Financial Times, last updated: September 16 2008 12:32
By Ralph Atkins in Frankfurt and Chris Giles in London
Central banks across Europe intervened heavily on Tuesday morning, after much higher than usual volatility in money markets as banks scrambled for cash following the collapse of Lehman Brothers.
The European Central Bank reported a sharp rise in eurozone banks’ demand for liquidity and pumped €70bn of emergency funds into the overnight market – significantly higher than on Monday.
The Bank of England followed Monday’s injection of £5bn of cash until Thursday, with an additional £20bn on Tuesday.
The Federal Reserve Bank of New York said on Tuesday it would “shortly”’ arrange a “large” injection of funds into money markets after overnight interest rates surged.
Many commercial banks will be short of cash because they have exposures to Lehman Brothers that are now tied up in bankruptcy proceedings.
The signs of stress in unsecured bank funding markets were extreme. On Tuesday the overnight sterling Libor fix jumped to a seven-year high of 6.79 per cent as banks hoarded cash. The short term OIS market, more closely watched by the Bank, was also extremely volatile with short term interest rates trading well above the Bank’s 5 per cent policy rate.
The share prices of banks lurched lower on Tuesday as the signs of strain in the financial system increased. HBOS, the UK’s largest mortgage lender, was the biggest faller – down 28 per cent at 167.4p. That helped push the FTSE 100 index of blue-chip shares briefly below 5,000 for the first time since June 2005.

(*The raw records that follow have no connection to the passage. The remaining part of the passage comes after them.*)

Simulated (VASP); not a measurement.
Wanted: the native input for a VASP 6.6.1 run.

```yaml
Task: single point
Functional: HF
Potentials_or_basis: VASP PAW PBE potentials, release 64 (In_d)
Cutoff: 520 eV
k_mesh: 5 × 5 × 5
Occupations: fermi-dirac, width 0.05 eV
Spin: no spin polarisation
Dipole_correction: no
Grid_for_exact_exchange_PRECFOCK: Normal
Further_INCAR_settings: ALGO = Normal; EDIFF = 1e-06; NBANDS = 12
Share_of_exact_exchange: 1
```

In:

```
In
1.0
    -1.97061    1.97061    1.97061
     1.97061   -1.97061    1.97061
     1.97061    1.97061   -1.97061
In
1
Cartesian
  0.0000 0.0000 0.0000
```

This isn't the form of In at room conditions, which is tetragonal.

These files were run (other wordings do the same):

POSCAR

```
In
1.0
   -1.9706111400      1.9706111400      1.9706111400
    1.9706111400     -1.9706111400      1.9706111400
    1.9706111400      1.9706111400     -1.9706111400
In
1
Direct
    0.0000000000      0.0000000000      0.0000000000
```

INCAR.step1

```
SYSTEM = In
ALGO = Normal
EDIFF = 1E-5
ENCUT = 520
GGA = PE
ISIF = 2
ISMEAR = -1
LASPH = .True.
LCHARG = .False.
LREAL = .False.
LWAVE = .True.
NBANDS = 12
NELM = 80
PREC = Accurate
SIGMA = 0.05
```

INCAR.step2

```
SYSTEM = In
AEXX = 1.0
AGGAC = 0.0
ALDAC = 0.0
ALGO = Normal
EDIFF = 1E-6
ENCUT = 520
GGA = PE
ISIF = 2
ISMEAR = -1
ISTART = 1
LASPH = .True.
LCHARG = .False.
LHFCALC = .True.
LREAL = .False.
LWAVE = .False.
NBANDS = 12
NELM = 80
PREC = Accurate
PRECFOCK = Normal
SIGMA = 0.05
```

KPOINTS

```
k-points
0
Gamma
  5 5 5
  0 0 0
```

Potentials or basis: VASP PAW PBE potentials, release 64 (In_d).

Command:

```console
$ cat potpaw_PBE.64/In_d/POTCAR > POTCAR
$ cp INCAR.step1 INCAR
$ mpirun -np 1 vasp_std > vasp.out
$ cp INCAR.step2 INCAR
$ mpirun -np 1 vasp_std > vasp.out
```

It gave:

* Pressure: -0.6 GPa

Other banks were also sharply lower. Barclays, which earlier on Tuesday said it was interested in buying parts of Lehman, was down 6.1 per cent at 296¾p and Royal Bank of Scotland was 11 per cent weaker at 187p.
Bids for overnight funds in the latest ECB special operation launched since the collapse of Lehman Brothers at the weekend exceeded €100bn, the Frankfurt-based institution reported. That pointed to rising financial market tensions in the wake of the US financial crisis.
In the end, the ECB allocated €70bn at an average interest rate of 4.4 per cent. But that was significantly higher than the €30bn it allocated on Monday, when the bank pledged, “to contribute to orderly conditions in the euro money market”. Its policy rate is currently 4.25 per cent.
Bids were equally high in London, with banks seeking £58bn compared with the £20bn on offer. In London the interest rate on the cash offered by the Bank of England was the 5 per cent policy rate as the Bank uses such operations to tide commercial banks over until their regular weekly refinancing operation on Thursday.
Then the Bank of England will estimate how much extra cash it needs to pump into financial institutions in the short term to ensure that overnight interest rates stay at its desired level of 5 per cent.
At the same time, the ECB reported the strongest demand this year for funds in its regular offer of seven-day funds. Some 533 banks bid for a total of €328.7bn – the highest since the special liquidity-boosting operations launched by the ECB at the end of last year. The ECB allotted €150bn.
Throughout the unfolding global financial market turmoil, the ECB and the Bank of England have drawn a clear distinction between such financial market operations, aimed at easing tensions in money markets and ensuring overnight interest rates stay close to their policy rates, and their main interest rate strategy designed to control demand and inflation in the economy.
So far there has been no sign of the ECB weakening its hard-line stance in combating inflation, which was confirmed at 3.8 per cent in August, by Eurostat, the European Union’s statistical unit. That was only modestly lower than the record 4 per cent reported in July.
The ECB aims to keep inflation “below but close” to 2 per cent. The ECB’s monetary policy stance is unlikely to change even if the US Federal Reserve cuts US official borrowing costs tonight, analysts said.
Mervyn King, the Bank of England’s governor, had to write a letter to the chancellor on Tuesday, explaining why UK inflation was so high at 4.7 per cent. He struck a tough tone insisting the Bank was even “firmer” in its belief now that the economy had to weaken significantly to bring inflation down.